Comparisons with giant wildfires could also help in resolving a controversy about the scale of the potential impacts. A team at Los Alamos National Laboratory in New Mexico argues that Robock’s group has overestimated how much soot burning cities would produce and how high the smoke would go8.

The Los Alamos group used its own models to simulate the climate impact of India and Pakistan setting off 100 Hiroshima-sized bombs. The scientists found that much less smoke would get into the upper atmosphere than Toon and Robock reported. With less soot to darken the skies, the Los Alamos team calculated a much milder change to the climate — and no nuclear winter.

The difference between the groups boils down to how they simulate the amount of fuel a firestorm consumes and how that fuel is converted into smoke. “After a nuclear weapon goes off, things are extremely complex,” says Jon Reisner, a physicist who leads the Los Alamos team. “We have the ability to model the source and we also understand the combustion process. I think we have a better feel about how much soot can potentially get produced.” Reisner is now also studying the Canadian wildfires, to see how well his models reproduce how much smoke gets into the atmosphere from an incinerating forest.

Robock and his colleagues have fired back in tit-for-tat journal responses9. Among other things, they say the Los Alamos team simulated burning of greener spaces rather than a densely populated city.

Dark seas

While that debate rages, Robock’s group has published results showing a wide variety of impacts from nuclear blasts.

That includes looking at ocean impacts, the first time this has been done, says team member Nicole Lovenduski, an oceanographer at the University of Colorado Boulder. When Toon first approached her to work on the project, she says, “I thought, ‘this sure seems like a bleak topic’.” But she was intrigued by how the research might unfold. She usually studies how oceans change in a gradually warming world, not the rapid cooling in a nuclear winter.

Lovenduski and her colleagues used a leading climate model to test the US–Russia war scenario. “It’s the hammer case, in which you hammer the entire Earth system,” she says. In one to two years after the nuclear war, she found, global cooling would affect the oceans’ ability to absorb carbon, causing their pH to skyrocket. That’s the opposite to what is happening today, as the oceans soak up atmospheric carbon dioxide and waters become more acidic.

She also studied what would happen to aragonite, a mineral in seawater that marine organisms need to build shells around themselves. In two to five years after the nuclear conflict, the cold dark oceans would start to contain less aragonite, putting the organisms at risk, the team has reported2.
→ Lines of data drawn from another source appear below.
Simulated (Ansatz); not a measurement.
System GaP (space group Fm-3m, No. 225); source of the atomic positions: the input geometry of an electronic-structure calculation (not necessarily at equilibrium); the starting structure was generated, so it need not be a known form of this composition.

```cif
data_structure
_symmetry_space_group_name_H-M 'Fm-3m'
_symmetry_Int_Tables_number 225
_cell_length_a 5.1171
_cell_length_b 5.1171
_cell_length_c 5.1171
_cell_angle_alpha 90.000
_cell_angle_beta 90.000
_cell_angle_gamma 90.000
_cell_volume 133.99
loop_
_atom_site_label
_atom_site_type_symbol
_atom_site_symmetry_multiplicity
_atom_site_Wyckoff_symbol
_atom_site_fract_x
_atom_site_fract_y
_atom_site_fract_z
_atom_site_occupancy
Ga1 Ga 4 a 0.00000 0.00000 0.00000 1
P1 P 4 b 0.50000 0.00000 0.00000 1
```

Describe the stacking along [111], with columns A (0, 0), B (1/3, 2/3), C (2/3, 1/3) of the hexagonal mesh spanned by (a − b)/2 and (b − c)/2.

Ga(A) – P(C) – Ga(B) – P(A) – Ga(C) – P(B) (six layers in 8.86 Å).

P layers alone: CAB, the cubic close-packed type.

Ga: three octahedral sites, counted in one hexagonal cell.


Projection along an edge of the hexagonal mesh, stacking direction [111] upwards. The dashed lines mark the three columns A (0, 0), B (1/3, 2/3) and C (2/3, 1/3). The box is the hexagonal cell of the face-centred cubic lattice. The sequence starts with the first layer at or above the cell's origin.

In the simulations, some of the biggest changes in aragonite happened in regions that are home to coral reefs, such as the southwestern Pacific Ocean and the Caribbean Sea. That suggests that coral-reef ecosystems, which are already under stress from warming and acidifying waters, could be particularly hard-hit during a nuclear winter. “These are changes in the ocean system that nobody really considered before,” says Lovenduski.

And those aren’t the only ocean effects. Within a few years of a nuclear war, a “Nuclear Niño” would roil the Pacific Ocean, says Joshua Coupe, a graduate student at Rutgers. This is a turbo-charged version of the phenomenon known as El Niño. In the case of a US–Russia nuclear war, the dark skies would cause the trade winds to reverse direction and water to pool in the eastern Pacific Ocean. As during an El Niño, droughts and heavy rains could plague many parts of the world for as long as seven years, Coupe reported last December at a meeting of the American Geophysical Union.

Beyond the oceans, the research team has found big impacts on land crops and food supplies. Jonas Jägermeyr, a food-security researcher at NASA’s Goddard Institute for Space Studies in New York City, used six leading crop models to assess how agriculture would respond to nuclear winter. Even the relatively small India–Pakistan war would have catastrophic effects on the rest of the world, he and his colleagues report this week in the Proceedings of the National Academy of Sciences1. Over the course of five years, maize (corn) production would drop by 13%, wheat production by 11% and soya-bean production by 17% .

The worst impact would come in the mid-latitudes, including breadbasket areas such as the US Midwest and Ukraine. Grain reserves would be gone in a year or two. Most countries would be unable to import food from other regions because they, too, would be experiencing crop failures, Jägermeyr says. It is the most detailed look ever at how the aftermath of a nuclear war would affect food supplies, he says. The researchers did not explicitly calculate how many people would starve, but say that the ensuing famine would be worse than any in documented history.

Farmers might respond by planting maize, wheat and soya beans in parts of the globe likely to be less affected by a nuclear winter, says Deepak Ray, a food-security researcher at the University of Minnesota in St Paul. Such changes might help to buffer the food shock — but only partly. The bottom line remains that a war involving less than 1% of the world’s nuclear arsenal could shatter the planet’s food supplies.

“The surprising finding”, says Jägermeyr, “is that even a small-war scenario has devastating global repercussions”.

Nature 579, 485-487 (2020)

doi: 10.1038/d41586-020-00794-y

 

March 19, 2020 Posted by | 2 WORLD, climate change, environment, weapons and war | Leave a comment

Democrats may not support Trump’s new W93 nuclear weapons program

March 19, 2020 Posted by | politics, USA, weapons and war | Leave a comment

Nuclear-powered submarines – fraught with legal and political problems

 

March 17, 2020 Posted by | Legal, politics international, Reference, USA, weapons and war | 2 Comments

World food supplies would be severely disrupted by even a “limited” nuclear war

Limited nuclear war could have big impact on world food supplies  https://www.eurekalert.org/pub_releases/2020-03/ru-lnw031120.phpIndia vs. Pakistan conflict could lead to worst food losses in modern history

RUTGERS UNIVERSITY  A WAR BETWEEN INDIA AND PAKISTAN USING LESS THAN 1 PERCENT OF NUCLEAR WEAPONS WORLDWIDE COULD LEAD TO THE WORST GLOBAL FOOD LOSSES IN MODERN HISTORY, ACCORDING TO A RUTGERS CO-AUTHORED STUDY THAT IS THE FIRST OF ITS KIND.

Sudden global cooling from a limited nuclear war along with less precipitation and sunlight “could disrupt food production and trade worldwide for about a decade – more than the impact from anthropogenic climate change by late (21st) century,” the study says.

While the impacts of global warming on agricultural productivity have been studied extensively, the implications of sudden cooling for global crop growth are little understood, notes the study in the journal Proceedings of the National Academy of Sciences.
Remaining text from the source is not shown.